Energy always costs more than we think because the price we pay at the gas pump or electric meter does not reflect the numerous hidden costs of adverse impacts produced in the course of providing energy. Although most Americans understand that the price of energy does not typically include climate change effects of greenhouse gas (GHG) emissions, they may not be aware that there is a wide range of other hidden costs. These take the form of expenditures for health services, for losses in crop and timber yields, for remediation of natural resources and land use, and more. Add up the dollar value of all those damages and the total cost to society is much higher than the retail cost of energy.

Add up the dollar value of all those damages and the total cost to society is much higher than the retail cost of energy.

For example, the 2005 Academies study of 95% of the nation’s coal-burning power plants assigned estimated monetary amounts to non-GHG damages, primarily the effects of putting particulate matter, sulfur dioxide, and nitrogen oxides into the air. Those pollutants affect premature mortality and conditions such as chronic bronchitis and asthma. In 2005, electricity cost consumers a little more than 8.1 cents per kilowatt hour (kWh) nationwide. The study found that, on average, electrical generation did 3.2 cents worth of damage for every kWh—an additional 40% of the purchase price. Some plants caused estimated damage as high as 12 cents per kWh. 
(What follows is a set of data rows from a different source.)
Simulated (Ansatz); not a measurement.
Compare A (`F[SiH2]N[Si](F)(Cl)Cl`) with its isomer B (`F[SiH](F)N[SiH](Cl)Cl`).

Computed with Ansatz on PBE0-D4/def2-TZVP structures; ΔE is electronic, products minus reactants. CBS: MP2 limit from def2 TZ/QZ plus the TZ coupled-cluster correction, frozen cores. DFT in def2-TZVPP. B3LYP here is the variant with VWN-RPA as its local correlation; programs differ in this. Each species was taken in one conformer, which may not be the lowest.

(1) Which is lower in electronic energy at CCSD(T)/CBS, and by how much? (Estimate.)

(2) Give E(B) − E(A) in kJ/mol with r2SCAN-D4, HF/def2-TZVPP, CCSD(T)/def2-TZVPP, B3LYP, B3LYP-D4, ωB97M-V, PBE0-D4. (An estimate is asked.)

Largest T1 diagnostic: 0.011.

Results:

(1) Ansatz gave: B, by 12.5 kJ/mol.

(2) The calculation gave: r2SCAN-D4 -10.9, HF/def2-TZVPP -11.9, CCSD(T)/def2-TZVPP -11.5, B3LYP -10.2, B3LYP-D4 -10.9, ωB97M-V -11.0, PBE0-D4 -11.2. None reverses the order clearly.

Cars and trucks have similar unseen, non-GHG costs that are not evident from what we pay to operate our vehicles. The immediate health effects of smog and other emissions are only part of the picture. The total life-cycle impact of any vehicle is not limited to operation, which accounts for only about one-third of the hidden costs. Significant factors include drilling and extraction of the resources used for fuel; refining and conversion of resources into fuel, as well as transporting the fuel for distribution; and manufacturing, production, and disposal. The 2005 study found that those costs added between 1.2 and 1.7 cents per mile traveled above the cost of gas, oil, and maintenance.

Viewed in that larger context, hybrid or all-electric vehicles (which may appear to have minimal effects on the environment) do not always have lower total impact than conventional vehicles. In many areas, electricity is largely produced from burning coal*; and battery and electric motor production—being energy- and material-intensive—added up to 20% to the damages from manufacturing. 

Hidden costs are ubiquitous. Corn ethanol has impacts on the use of land and water and on food prices if the same fields would otherwise produce edible crops. The cost of electricity—and the marginal cost of using more—does not factor in the substantial costs of power outages when grid capacity is exceeded. Hydraulic fracture in gas and oil wells requires millions of gallons of water per well, can release methane gas, and may contaminate surface and groundwater.

Society has begun to pay considerably more attention to hidden costs and their effects are likely to become a significant factor in national energy policy.

* In locations where electricity is generated by “greener” methods, these hidden costs will be much lower.